Two civilians holding guns walk on a street in the Zamalek neighborhood of Cairo on Friday. Manoocher Deghati / AP Photo
Two civilians holding guns walk on a street in the Zamalek neighborhood of Cairo on Friday. Manoocher Deghati / AP Photo

Guns in the hands of civilians compound Egypt's crisis



CAIRO // When the shooting started in the island of Zamalek, echoing round the intricate masonry and chichi boutiques, people were horrified that Egypt's violence had penetrated even this upscale enclave.
Medhat Farouq, a middle-aged man who was working on Friday in a money exchange shop, looked up to the October 6 overpass which sweeps over the expensive bookshops and sushi bars, and saw thousands of demonstrators pouring into the city centre.
They were cheering for deposed president Mohammed Morsi and, among the many sticks and knives they carried, Mr Farouq said he saw half a dozen firing automatic weapons. Looking further up, he saw residents leaning out of their balcony windows, firing pistols into the crowd.

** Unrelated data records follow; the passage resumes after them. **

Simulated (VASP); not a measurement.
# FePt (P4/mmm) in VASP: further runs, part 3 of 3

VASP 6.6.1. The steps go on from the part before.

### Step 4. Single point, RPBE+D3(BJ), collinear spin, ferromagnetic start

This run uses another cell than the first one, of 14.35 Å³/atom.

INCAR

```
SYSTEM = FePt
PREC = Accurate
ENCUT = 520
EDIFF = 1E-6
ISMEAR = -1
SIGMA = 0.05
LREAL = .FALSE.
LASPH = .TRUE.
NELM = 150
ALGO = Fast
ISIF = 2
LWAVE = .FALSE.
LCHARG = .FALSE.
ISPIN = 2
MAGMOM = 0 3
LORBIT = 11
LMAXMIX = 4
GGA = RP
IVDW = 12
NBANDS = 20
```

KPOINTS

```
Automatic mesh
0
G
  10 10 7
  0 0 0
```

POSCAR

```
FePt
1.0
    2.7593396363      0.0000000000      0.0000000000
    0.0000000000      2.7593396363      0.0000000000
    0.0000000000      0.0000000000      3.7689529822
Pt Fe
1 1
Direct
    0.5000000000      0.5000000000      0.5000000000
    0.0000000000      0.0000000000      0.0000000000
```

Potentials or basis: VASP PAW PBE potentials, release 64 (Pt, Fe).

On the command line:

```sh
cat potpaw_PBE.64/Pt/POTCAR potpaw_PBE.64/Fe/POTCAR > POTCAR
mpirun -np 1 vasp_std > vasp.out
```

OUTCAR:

The violence that has engulfed Egypt in the past week has brought weapons on to the streets of the capital - in the hands of civilians - in a way that people say they have never seen before, and that shows signs of escalating.
The fighting which raged in neighbourhoods across city on Friday was not contained by the regiments of soldiers and police on the streets. Residents took matters into their own hands, and in a development unlikely to calm the situation, several said that they now want armed civilians on the streets for protection.
In the posh Garden City area across the Nile river from Zamalek, residents said that hundreds of pro-Morsi demonstrators came into the neighbourhood late on Friday afternoon, pushed back by police from a nearby area where several foreign embassies are located.
"They were attacking people with automatic machine guns," said Shezli Nour, 41, a doorman for an apartment building. He estimated he saw 25 people carrying weapons. "It was like a massacre. I've been living here for 12 years and I've never seen anything like this - we didn't know who was shooting whom."
He said that he and thousands of other local residents, mustering sticks and knives, drove the throng back. But, if he had had a gun, he said he would have fired it. "If the situation continues, the people will try to protect themselves," he said. "What will a stick do in front of a machine gun?"
He added that the authorities were not currently issuing gun licences, but that he planned to buy one on the black market, estimating the cost at about 700 Egyptian pounds (Dh368).
Similar "popular committees", once seen on the streets during the upheaval in 2011 as president Hosni Mubarak fell, have reappeared in force all over Cairo. Where the committees really do consist of local people monitoring activity in the neighbourhood, on the whole people welcomed them.
Nasr Mohamed, 35, and his colleague Ramadan Farag, 21, waited in vain for customers at a small hardware store downtown. They said that in their area of Mohandisseen in the west of Cairo, there was non-stop shooting for hours on Friday.
"It's very terrible, it's very new and we never had weapons before like this," Mr Farag said. He blamed the Muslim Brotherhood for the majority of the violence. But in the chaos, the two said that there were also armed groups, not from the neighbourhood, who were setting up fake checkpoints, and robbing people and threatening them.
As police were nowhere to be seen in the melee, they were grateful for friends and neighbours on the streets - a few of them armed - to keep them safe.
"They were dealing with people respectfully and cheerfully," Mr Farag said.
However, not everyone thought carrying a gun would help their situation. Mr Farouq, the exchange-shop employee in Zamalek, said that he would never contemplate buying a weapon.
"Carrying a gun is dangerous!" he said. "Maybe I would get angry with someone, and just pull out my gun and shoot them."